Stumbling and Mumbling

On top tax rates

chris dillow
Publish date: Thu, 24 Jan 2019, 01:45 PM
chris dillow
0 2,773
An extremist, not a fanatic

I'm not happy with either the left or right's conventional arguments about top marginal taxes.

Let's take the right's first. They claim that high taxes disincentivize the work of the highly-skilled and in doing so reduce GDP and tax revenue. I'm not happy with this because the evidence is weak (pdf). As Thomas Piketty and colleagues have shown, the feasible top tax rate could be very high indeed. Potter

In this context, I'm baffled by Greg Mankiw's claim that more of the rich are like Taylor Swift than Henry Potter. Let's say Alexandria Ocasio-Cortez gets her way and there is a 70% tax rate on high incomes. What would Ms Swift do? She might leave the US for a tax haven thus depriving the IRS of revenue. But she almost certainly won't give up making music - any more than George Harrison did after writing Taxman. The positive externality of her efforts (consumer surplus) will thus continue - as will that of all those rich who have intrinsic motivations. By contrast, it's quite possible as Simon says that higher taxes on men like Mr Potter will reduce negative externalities such as rent-seeking, financialization or cooking a firm's books: such men are more likely to be money-motivated and so more amenable to extrinsic incentives.

Even if I'm wrong, however, those who support Brexit must invoke an additional argument if they are to object to high taxes. Imagine a dialogue between a right-wing Brexiter and advocate to higher taxes:

Brexiter: the case for Brexit is that GDP isn't everything. It's worth sacrificing some income for other goals such as a greater sense of sovereignty or community.

A of higher T: Exactly, If it's worth paying for those, why shouldn't it be worth paying to reduce inequality?

If you're a Brexiter opposed to higher top taxes, you have to show that greater income equality is not something worth paying for. That's an argument about values, not merely technocratic points about GDP.

Nor, however, am I happy about standard leftist arguments for higher top taxes.

One of these is the marginal utility argument - that a pound is worth less to a rich man than a poor one, and so transferring it from rich to poor raises welfare.

Diminishing marginal utility, however is a more plausible story about the same person than it is about different ones. It's true that the fourth pint tastes less good than the first. But you can't base a political philosophy upon what happens in the Wheatsheaf. People have different utility functions. Some of the rich are rich precisely because they value the extra pound highly. If I'd had a higher marginal utility of income, I'd be richer because I'd have chosen to do less pleasant but better-paid work. (This paper (pdf) by Richard Layard and colleagues does not refute my argument, as it excludes the very rich)

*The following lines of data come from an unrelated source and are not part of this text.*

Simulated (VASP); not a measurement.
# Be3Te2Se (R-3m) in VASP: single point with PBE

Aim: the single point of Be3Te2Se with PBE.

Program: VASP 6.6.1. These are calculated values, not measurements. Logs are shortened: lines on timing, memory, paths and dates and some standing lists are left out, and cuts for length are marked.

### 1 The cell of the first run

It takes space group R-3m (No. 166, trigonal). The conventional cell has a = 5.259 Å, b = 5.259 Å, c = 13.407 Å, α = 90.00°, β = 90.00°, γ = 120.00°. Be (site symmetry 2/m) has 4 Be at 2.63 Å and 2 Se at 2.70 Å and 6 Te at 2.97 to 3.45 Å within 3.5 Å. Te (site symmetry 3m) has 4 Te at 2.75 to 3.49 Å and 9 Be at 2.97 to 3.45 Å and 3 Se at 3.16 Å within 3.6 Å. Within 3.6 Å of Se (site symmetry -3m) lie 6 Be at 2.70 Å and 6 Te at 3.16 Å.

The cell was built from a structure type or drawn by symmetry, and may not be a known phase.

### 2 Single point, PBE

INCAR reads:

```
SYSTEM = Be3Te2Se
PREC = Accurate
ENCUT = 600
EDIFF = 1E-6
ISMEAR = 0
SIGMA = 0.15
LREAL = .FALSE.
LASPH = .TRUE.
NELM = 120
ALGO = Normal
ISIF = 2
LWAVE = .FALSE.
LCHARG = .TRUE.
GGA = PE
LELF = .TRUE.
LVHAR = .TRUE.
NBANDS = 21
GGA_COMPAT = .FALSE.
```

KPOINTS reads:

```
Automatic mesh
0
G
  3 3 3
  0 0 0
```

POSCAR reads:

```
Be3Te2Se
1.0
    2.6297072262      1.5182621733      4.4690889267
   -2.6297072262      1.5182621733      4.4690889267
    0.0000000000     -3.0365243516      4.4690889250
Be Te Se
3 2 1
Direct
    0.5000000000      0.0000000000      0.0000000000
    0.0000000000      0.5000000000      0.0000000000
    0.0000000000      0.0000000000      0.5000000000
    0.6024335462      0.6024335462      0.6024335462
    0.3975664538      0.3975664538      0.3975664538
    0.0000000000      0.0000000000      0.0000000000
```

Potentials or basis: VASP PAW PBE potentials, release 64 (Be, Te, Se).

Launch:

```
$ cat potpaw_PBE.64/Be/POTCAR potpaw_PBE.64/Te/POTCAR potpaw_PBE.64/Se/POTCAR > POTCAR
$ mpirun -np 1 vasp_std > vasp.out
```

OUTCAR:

There are counter-arguments to this. One is that the rich value income not because it buys them goods but because it's a way of keeping score: the hedge fund manager wants to be richer than the manager next door. If this is the case, higher taxes don't hurt because they bear upon all the rich: the trader at J.P. Morgan might be unhappy at paying more tax, but he can console himself with the happy thought that that bastard at Goldman's is paying even more.

I doubt, though, that this applies to all the rich: some, I know, love their yachts and fine wines. But there's an objection here - that these are acquired tastes, endogenous preferences. I find this plausible. But it confirms my argument - that we should not base policy upon a conception of welfare based upon subjective preferences.

The second argument I'm unhappy with is Saez and Zucman's - that the justification for higher top tax rates

is not about collecting revenue. It is about regulating inequality and the market economy. It is also about safeguarding democracy against oligarchy.

It is true that the rich have excessive political influence and that high taxes on them would reduce their ability to buy politicians. But it wouldn't go anything like far enough to reduce their power. Even if we had high top taxes there'd still be, as Adam Smith said, a "disposition to admire, and almost to worship, the rich and the powerful, and to despise, or, at least, to neglect persons of poor and mean condition." The press would still be owned by plutocrats. The BBC would still be biased. Millions of workers would face poor working conditions and petty tyrannies. Professionalism would still be under attack from managerialism. Nor would we necessarily have greater social solidarity: we might even have less if the rich resent higher taxes. Those who feel that politicians don't listen to them might continue to feel excluded. And so on and so on.

What's at stake here is in fact a decades-old dispute between social democrats and Marxists. Social democrats have tended to think that the unacceptable features of capitalism can be ameliorated or removed by technocratic state interventions such as appropriate tax rates. We Marxists, however, suspect that capitalism's defects are not so easily cured.